We are hardwired as human beings to want closeness with a female because of the familiarity she represents. Life can be likened to a quest where we can only make sense of the journey by returning to our original destination. For humans, this equates to a fascination with orgasm and the female body, for that is where we originated. As a result of orgasm, we are conceived, and our first experiences take place not in a labor and delivery room, but in the female uterus and vagina. The womb is our first “home.” No wonder the female genitalia is a mesmerizing mystery — to both men and women!
And the moment we emerge from that womb, we’re immediately thrust…where? Not to the male breast, but to the female breast. It became our new “home” from which breakfast, lunch, and dinner flowed. I was recently visiting a friend who’d just had a baby, and her fussiness level revealed it was feeding time. The newborn squirmed and squealed relentlessly until her mom brought her to the breast, and then she relaxed completely, whimpering multiple sighs of relief and contentment. Indeed, our survival instincts make the connection that this soft, warm place is where comfort, security, and nourishment reside.
This desire is what drives many to distraction — looking at pornography, visiting topless bars and strip clubs, seeking a prostitute, a sexual affair or a lesbian partner. But could there be an even deeper spiritual longing behind such sexual longings?
However, because most denominations embrace a strictly masculine image of God, we only hear Him referred to as “Father,” never as “Mother.” This creates two psychological dilemmas. First, for the woman who was abused by her father or a significant male in her life, connecting with God as a “Father” can feel like a dangerous proposition. However, she might feel safer connecting with God as a “Mother,” since mothers often paint a softer, gentler picture of God in our minds than fathers do.
We simply weren’t designed to fully complete each other, only to compliment one another. We must look to God to complete us. This can only be done as we embrace not just the masculine side of God, but also the feminine side.

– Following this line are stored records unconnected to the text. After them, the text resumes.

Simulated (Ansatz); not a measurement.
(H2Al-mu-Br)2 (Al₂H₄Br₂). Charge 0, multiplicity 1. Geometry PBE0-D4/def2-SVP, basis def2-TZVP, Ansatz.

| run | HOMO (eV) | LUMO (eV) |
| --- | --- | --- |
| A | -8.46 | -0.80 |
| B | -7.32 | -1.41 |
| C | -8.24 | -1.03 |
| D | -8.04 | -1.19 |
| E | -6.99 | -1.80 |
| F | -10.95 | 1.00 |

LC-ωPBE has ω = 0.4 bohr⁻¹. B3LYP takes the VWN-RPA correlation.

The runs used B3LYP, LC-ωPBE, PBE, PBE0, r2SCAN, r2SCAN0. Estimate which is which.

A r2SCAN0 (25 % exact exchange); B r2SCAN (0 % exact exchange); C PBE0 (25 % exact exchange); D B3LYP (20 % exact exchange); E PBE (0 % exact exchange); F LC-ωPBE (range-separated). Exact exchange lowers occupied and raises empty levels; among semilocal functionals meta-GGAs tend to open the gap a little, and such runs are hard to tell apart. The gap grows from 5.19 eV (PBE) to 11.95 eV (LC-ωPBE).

If you’re thinking this sounds more “New Agey” than biblical, consider that the Hebrew word shaddai comes from the root word “breast,” and one of the most common words for God, El Shaddai, can be translated “many breasted one,” used forty-eight times in the Old Testament. In other words, God isn’t just the Father-figure who protects and provides, He is also the Mother-figure who nourishes and comforts. This is a God who can meet ALL our needs . . . if we’d only let Him.